The lsb.hosts file contains host-related configuration information for the server hosts in the cluster. It is also used to define host groups, host partitions, and compute units.
This file is optional. All sections are optional.
By default, this file is installed in LSB_CONFDIR/cluster_name/configdir.
Optional. Defines the hosts, host types, and host models used as server hosts, and contains per-host configuration information. If this section is not configured, LSF uses all hosts in the cluster (the hosts listed in lsf.cluster.cluster_name) as server hosts.
The entries in a line for a host override the entries in a line for its model or type.
When you modify the cluster by adding or removing hosts, no changes are made to lsb.hosts. This does not affect the default configuration, but if hosts, host models, or host types are specified in this file, you should check this file whenever you make changes to the cluster and update it manually if necessary.
The first line consists of keywords identifying the load indices that you wish to configure on a per-host basis. The keyword HOST_NAME must be used; the others are optional. Load indices not listed on the keyword line do not affect scheduling decisions.
Each subsequent line describes the configuration information for one host, host model or host type. Each line must contain one entry for each keyword. Use empty parentheses ( ) or a dash (-) to specify the default value for an entry.
Specifies a threshold for exited jobs. Specify a number of jobs. If the number of jobs that exit over a period of time specified by JOB_EXIT_RATE_DURATION in lsb.params (5 minutes by default) exceeds the number of jobs you specify as the threshold in this parameter, LSF invokes LSF_SERVERDIR/eadmin to trigger a host exception.
EXIT_RATE for a specific host overrides a default GLOBAL_EXIT_RATE specified in lsb.params.
Enables automatic job migration and specifies the migration threshold for checkpointable or rerunnable jobs, in minutes.

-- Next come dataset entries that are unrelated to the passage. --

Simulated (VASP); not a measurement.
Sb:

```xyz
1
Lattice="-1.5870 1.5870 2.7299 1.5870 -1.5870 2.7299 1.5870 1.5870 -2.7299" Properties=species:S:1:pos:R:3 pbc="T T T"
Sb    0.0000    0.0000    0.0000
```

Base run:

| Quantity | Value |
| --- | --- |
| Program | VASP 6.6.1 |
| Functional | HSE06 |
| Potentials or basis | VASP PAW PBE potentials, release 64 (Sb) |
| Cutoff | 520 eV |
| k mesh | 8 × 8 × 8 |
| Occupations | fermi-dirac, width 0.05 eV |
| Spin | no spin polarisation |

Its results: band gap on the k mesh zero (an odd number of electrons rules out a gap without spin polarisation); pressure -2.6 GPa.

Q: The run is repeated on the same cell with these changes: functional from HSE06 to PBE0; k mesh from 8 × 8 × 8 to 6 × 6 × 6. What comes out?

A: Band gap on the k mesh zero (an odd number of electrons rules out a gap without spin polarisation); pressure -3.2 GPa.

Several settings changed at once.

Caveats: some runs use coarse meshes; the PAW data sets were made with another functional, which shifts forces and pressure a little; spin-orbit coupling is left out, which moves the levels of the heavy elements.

LSF automatically migrates jobs that have been in the SSUSP state for more than the specified number of minutes. Specify a value of 0 to migrate jobs immediately upon suspension. The migration threshold applies to all jobs running on the host.
Job-level command line migration threshold overrides threshold configuration in application profile and queue. Application profile configuration overrides queue level configuration. When a host migration threshold is specified, and is lower than the value for the job, the queue, or the application, the host value is used.
Does not affect MultiCluster jobs that are forwarded to a remote cluster.
The number of job slots on the host.
With MultiCluster resource leasing model, this is the number of job slots on the host that are available to the local cluster.
Use “!” to make the number of job slots equal to the number of CPUs on a host.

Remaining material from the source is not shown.